Lead testing was the top of Dr. El-Sayed’s list. Dr. El-Sayed said that second meeting quickly went from a talk about general priorities for the city to a focus on being proactive about key issues. By the end, he was prodded to bring up the need for financial support to do lead testing in the school. The doctor knew the Detroit Health Department would need about $135,000 to get it done.

And, thankfully for all parties, the Foundation wanted to know more. They wanted a grant application. Like, right now. The Foundation wrote an email asking for that grant application right after the second meeting. That night, Dr. El-Sayed wrote the application. Hours later, the Foundation funded it.

“It was really fantastic,” Dr. El-Sayed said.

doctor“(At the Mackinac Policy Conference) in terms of agenda setting, the goal is you get to know folks and build relationships such that they understand the core of the work that you do and why it is that you do it and where you’re coming from,” the doctor continued. “So when there are moments like this – where there is something that has risen to the top of the agenda – you’re poised to be able to make a request. And you can do that built on the foundation of a relationship that’s more trusting than just approaching someone cold.

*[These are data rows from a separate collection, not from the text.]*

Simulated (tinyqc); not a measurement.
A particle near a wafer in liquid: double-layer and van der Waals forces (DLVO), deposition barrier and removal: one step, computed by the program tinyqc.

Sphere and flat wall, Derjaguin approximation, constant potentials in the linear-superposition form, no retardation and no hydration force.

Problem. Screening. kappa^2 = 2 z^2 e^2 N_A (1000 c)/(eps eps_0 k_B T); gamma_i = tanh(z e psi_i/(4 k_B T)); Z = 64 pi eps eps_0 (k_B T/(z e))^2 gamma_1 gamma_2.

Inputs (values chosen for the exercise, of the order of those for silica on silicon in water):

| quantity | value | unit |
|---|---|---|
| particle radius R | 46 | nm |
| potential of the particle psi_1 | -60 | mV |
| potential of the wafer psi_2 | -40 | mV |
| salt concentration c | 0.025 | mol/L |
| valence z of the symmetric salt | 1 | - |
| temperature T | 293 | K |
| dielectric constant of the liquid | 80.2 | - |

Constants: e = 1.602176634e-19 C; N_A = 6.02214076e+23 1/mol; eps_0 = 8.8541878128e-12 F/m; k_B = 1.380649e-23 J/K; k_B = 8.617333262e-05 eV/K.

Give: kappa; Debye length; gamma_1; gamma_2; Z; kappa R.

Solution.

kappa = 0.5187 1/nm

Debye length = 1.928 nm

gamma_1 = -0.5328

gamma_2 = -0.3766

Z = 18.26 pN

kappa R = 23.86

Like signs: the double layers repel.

Fast forward a bit. Right now, Detroit Public Schools with this grant is in the process of testing drinking water in all of its schools.

So nothing happens because of the Mackinac Policy Conference? So nothing good is happening in Detroit, in its government, in its charitable organizations, in its schools?


“One has to believe in the ability to be different and then actively go and be different,” Dr. El-Sayed said. “We live in a city that has suffered from a sense of complacency for too long. The problems that we face are immediate and we have to fix them now. … We turned around a grant in two days. The program was ready in a week. We were doing it in two weeks. Detroit Public School was being tested within three weeks of having that conversation.”


“We didn’t let it stay (on Mackinac Island); we actually followed through once we got back and followed up on it,” Werner said.